Now, they face a tough question: Have airlines and their other customers ordered more planes than they can afford?

Airbus and Boeing hope to rev up production to meet the surge in orders. But they also must take into account the fact that some buyers will renege or disappear before the planes are made. Both risk adding excess factory capacity or too many planes in the market if they misjudge the dependability of their customers.

Part of the answer will come this year. Both manufacturers are predicting that orders this year will fall to a more normal pace of about 1,000 planes, split roughly evenly between the two. If that happens, it will be a sign that airlines' frenzy to grab a place in line is cooling. Calm would permit the manufacturers to let market forces sort out the winners and losers.

Still, officials at both manufacturers a year ago predicted that 2007 would be a ho-hum year compared with 2006, which they also incorrectly forecast would be slower than a surprisingly robust 2005.

"My credibility is about zero when it comes to predicting order numbers," says Scott Carson, chief of Boeing's Commercial Airplanes unit, in December. "But it's got to slow down some time, and we think it's 2008."

Mr. Carson said Boeing is trying to achieve the balance that will allow it to increase production rates gradually to meet demand but not so much that it gets stuck with costly overhead if the market goes south. "We have been cautious about taking rates higher in anticipation that there could be a cooling off," he said yesterday. "That said, we continue to see surprising strength in the market."

Both companies have raised prices. But demand remains strong, and the weak dollar -- the usual currency for purchasing jetliners -- has given customers more purchasing power.

With order inflow far outpacing jetliner output for three years, backlogs have ballooned at Boeing and Airbus, a unit of European Aeronautic Defence & Space Co. The wait for delivery of popular models stretches up to six years, far longer than most airlines plan, so it makes sense the industry will slow down.

But many big airlines haven't yet entered the game. Major U.S. carriers, including AMR Corp.'s American Airlines and Delta Air Lines Inc., have hesitated to replace their huge, aging fleets because of financial and labor-relations concerns. If they order now, 2008 could become another strong sales year, increasing pressure on Airbus and Boeing to boost output.

Boeing and Airbus now aim to accelerate manufacturing, or build new plants, only if they are fairly certain orders will really turn into deliveries.

During peak periods, "many of these orders never materialize, but it's impossible to predict which ones those will be," says John Leahy, chief operating officer for customers at Airbus and its top salesman. "Most of us would have thought Swissair would have been one of the last airlines standing, but it was one of the first to go after Sept. 11."

Steven Udvar-Hazy, chairman and chief executive of aircraft-leasing giant International Lease Finance Corp., estimates over the next three to five years between 15% and 20% of the orders on the major manufacturers' books will be postponed, canceled or redistributed to other carriers as part of the normal course of the airline business.

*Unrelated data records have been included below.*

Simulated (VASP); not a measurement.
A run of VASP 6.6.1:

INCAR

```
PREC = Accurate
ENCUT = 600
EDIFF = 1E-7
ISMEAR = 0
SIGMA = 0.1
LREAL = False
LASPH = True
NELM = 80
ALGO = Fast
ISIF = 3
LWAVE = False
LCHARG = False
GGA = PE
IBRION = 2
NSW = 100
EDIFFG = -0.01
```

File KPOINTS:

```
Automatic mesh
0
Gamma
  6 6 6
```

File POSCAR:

A number of factors make assessing the situation tricky, including the credit crunch, record fuel prices and the weak dollar. Many of the recent orders were placed by new carriers and leasing companies that didn't exist a few years ago, or came from countries experiencing a surge in air travel, such as China and India.

So far, industry officials say they are cautiously optimistic there won't be a glut of airplanes, even if significant numbers of orders fall through in the coming years.

Due to production constraints, planes are on the order books for years before Boeing and Airbus start receiving any serious payments or begin building the first pieces. Most planes being delivered today were ordered around 2004. As a result, little would change inside Airbus and Boeing factories if most orders placed in 2007 evaporated tomorrow.

That makes airplane orders a different market barometer from housing starts, new-car sales and many other cyclical indicators. Unlike houses, airplanes almost never leave the factory without an owner waiting to take the keys and financing arranged. How Airbus and Boeing react to orders is more significant than how many planes are ordered each year, so industry officials focus on airplane deliveries.

"If the manufacturers start increasing production and building factories to meet all this speculative demand, they'll be in trouble," says Christian McCormick, chief executive of transportation finance at French bank Natixis SA, a top funder of new airplane purchases.

For now, Boeing and Airbus are increasing production gradually. Boeing last year delivered 441 planes, its highest level since 2001. Airbus will announce its 2007 deliveries Wednesday, and managers have said the figure will be around 450 planes, up from a record 434 planes in 2006.

Still, total combined production in 2007, at almost 900 planes, remained within the industry's historical trend. The previous record total of 914 deliveries was set in 1999, at the last cyclical peak.

The big question, then, is what comes next, as the two giants boost output. Boeing has said it expects to deliver around 485 planes this year. Airbus says it expects to deliver around 500 planes this year and 525 in 2009. To go much beyond that level, the manufacturers would need to start investing in new production facilities. Even if they wanted to do that, it would be difficult.

Most aviation suppliers, which make components ranging from rivets to windows, also are stretched to capacity. So the main factor preventing a glut of airplanes may ultimately be a lack of parts. If production remains fairly steady over coming years and orders trail off, Boeing and Airbus will simply have booked orders years earlier than in the past.